Question

How many gram of ice at $-{10}^{°}\mathrm{c}$ is needed to cool $100\mathrm{g}$ of water from ${25}^{°}\mathrm{c}$ to ${10}^{°}\mathrm{c}$?

Answer 1

Step 1: Given data

• Mass of water(m)=$100\mathrm{g}$
• Latent heat of fusion of ice($∆\mathrm{H}$)= $80$
• Specific heat of ice($\mathrm{s}$)= $0.5$
• Temperature ($∆\mathrm{T}$)=${25}^{°}\mathrm{c}-{10}^{°}\mathrm{c}$$={15}^{°}\mathrm{c}$

Step 2: Calculation of Heat change for hot body and cold body

Formula for calculation of heat change(Q)=$\mathrm{m}\times \mathrm{s}\times ∆\mathrm{t}$

Putting the above values Q(Hot Body)=$100\times 1\times 15=1500$

Q(Cold body)=

$$\begin{gathered} \mathrm{m}\left(\mathrm{ice}\right)\times 0.5\times 10+\mathrm{m}\left(\mathrm{ice}\right)\times 80+\mathrm{m}\left(\mathrm{ice}\right)\times 1\times 10 \\ =95\mathrm{m}\left(\mathrm{ice}\right) \end{gathered}$$

Step 3: Calculation of mass of Ice

As in Thermodynamics, Q(Hot body)=Q(Cold body)

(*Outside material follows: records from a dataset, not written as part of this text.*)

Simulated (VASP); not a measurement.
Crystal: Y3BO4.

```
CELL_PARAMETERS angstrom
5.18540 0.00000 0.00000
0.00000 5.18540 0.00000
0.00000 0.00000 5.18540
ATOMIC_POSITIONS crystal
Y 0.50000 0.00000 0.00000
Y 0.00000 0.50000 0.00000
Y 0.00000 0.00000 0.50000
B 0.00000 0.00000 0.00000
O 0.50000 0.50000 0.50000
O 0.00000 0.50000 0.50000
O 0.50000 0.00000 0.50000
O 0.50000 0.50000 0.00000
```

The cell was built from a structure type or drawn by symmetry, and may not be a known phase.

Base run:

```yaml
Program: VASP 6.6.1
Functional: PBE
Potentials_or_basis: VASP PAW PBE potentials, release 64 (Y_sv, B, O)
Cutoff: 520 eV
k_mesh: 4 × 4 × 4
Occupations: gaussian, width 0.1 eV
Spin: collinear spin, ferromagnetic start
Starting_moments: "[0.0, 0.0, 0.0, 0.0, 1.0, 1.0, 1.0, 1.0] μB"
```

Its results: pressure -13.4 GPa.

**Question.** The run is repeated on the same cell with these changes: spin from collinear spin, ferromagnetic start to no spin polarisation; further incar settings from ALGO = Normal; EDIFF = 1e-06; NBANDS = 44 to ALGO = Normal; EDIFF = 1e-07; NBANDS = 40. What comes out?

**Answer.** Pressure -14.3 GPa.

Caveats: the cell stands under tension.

Putting the both values of Q(Hot body) and Q(Cold body) in the above equation:

$$\begin{gathered} 95\mathrm{m}\left(\mathrm{ice}\right)=1500 \\ \mathrm{m}\left(\mathrm{ice}\right)=\frac{1500}{95} \\ \mathrm{m}\left(\mathrm{ice}\right)=15.78\mathrm{g} \end{gathered}$$

so, mass of ice= $15.78\mathrm{g}$

Therefore, mass of ice that is needed to cool is $15.78\mathrm{g}$.